Heading North

May 03, 2009 15:40



I knew that Friday would be busy;

work, then home in the afternoon  to meet Dorothy to help set up her exhibition in the hut. This was about the local events of the last year. I had seen this already and it tells the story of our notable village activities very well. They are many and varied, including, today, a dog show, which unfortunately I couldn't attend, as had some emergency dental work yesterday afternoon and my jaw hurts. Dorothy has also compiled a cuttings and ephemera book for 2008, and has started on the current year, too. Interesting enough now, but as time passes, this work will be a wonderful, detailed history of how we do things here.

After setting up the exhibit boards we sat for a while on the bench by the river and talked about lots of things, including my trip north the following day. Dorothy said that when I got to Glasgow, I should look at the Necropolis.
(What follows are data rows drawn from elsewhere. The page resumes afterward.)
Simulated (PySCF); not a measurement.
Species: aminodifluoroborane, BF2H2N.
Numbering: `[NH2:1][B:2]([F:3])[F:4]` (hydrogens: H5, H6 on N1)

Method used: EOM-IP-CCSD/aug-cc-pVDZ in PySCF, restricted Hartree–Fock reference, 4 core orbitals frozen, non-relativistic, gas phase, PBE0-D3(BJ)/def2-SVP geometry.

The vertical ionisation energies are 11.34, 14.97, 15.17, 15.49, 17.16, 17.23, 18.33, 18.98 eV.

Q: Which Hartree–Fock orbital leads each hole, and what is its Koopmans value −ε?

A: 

Later on, in the evening, I went out to the pub quite late, but early enough to catch all of the Smokin Hogs http://pearl.bandvista.com/indexf.php?pagename=home. They are very, very good bluesmen, just what you need on a Friday night when there’s 10 days of not working stretching out in front of you. They played some old Cream and Clapton stuff, plus John Lee Hooker and lots more. I had seen them last year and packing or no, I was not going to miss them. I did miss most of that weekend’s beer festival, but had 3 halves, just to get into the spirit. This   included just one half of  ‘Beast of Essex’; dark, full of taste and 6.2%. I had to moderate my natural instincts and restrict myself severely because of the drive the following day. So, like Cinderella, at midnight I was letting myself into the house and thinking, well, what’s packed goes in the car, what’s not, I will do without.

I left at 7am on Saturday with a full car, and some nicer clothes (for Glesga- as I have been a city woman, so I know how these things are done) across the back seat..(‘have y’not got a suitcase…??’).

Before 8.30 I was on the M1 and felt quite excited that in a few hours more, I would be properly north. Although I was born in the Midlands, ever since I went to university in Sheffield I have had a feeling  from the pit of my stomach for the spacious landscape, crags and fells, and the lovely little ache in the back of the knee that comes sometimes from walking in those places.

The M6 is an awful long road and I did not stop until the service station just before Lancaster. I needed fuel but I also knew it was time to have a break because I was starting to drive too fast. This place was dispiriting and I wandered about like a zombie, buying 3 cds out of service-station induced ennui and because I needed something new to listen to. I bought a Frank Sinatra - as I have none of his and they remind me of my childhood, but I have not played it yet. I also bought the music from ‘Goodfellas’ - because it is one of my favourite films. I love the last bit of music on this cd- which is from ‘ Clapton’s Layla’- the end bit, with no vocals, that goes on forever and inexorably. It is quite sad in tone and has a slightly plaintive quality in parts, and seems to become slightly slower as it winds down. This is what is playing when Ray Liotta is heading out from his home to collect a family member from the airport, just before his house gets raided. He is driving and this music is playing and he is looking in the rear-view mirror as helicopters come in and out of view and police sirens get louder and then recede. He looks, and when they go, maybe he thinks, ok, it’s not me this time.. ...but he’s never sure. I love the beginning bit of this sequence of the film, where they are all cooking beautiful Italian food, together and intimately as a family; then at the end there is the frantic disposal of the cocaine; and this car journey with the Layla music in between.  So domestic and so real but unreal and utterly compelling, because as observers we can feel the approaching end and so can Henry Hill, because he has lived in the shadow of threat for all of his adult life.  Whenever this track came on over the next few days, I looked in my rear view mirror for the helicopters.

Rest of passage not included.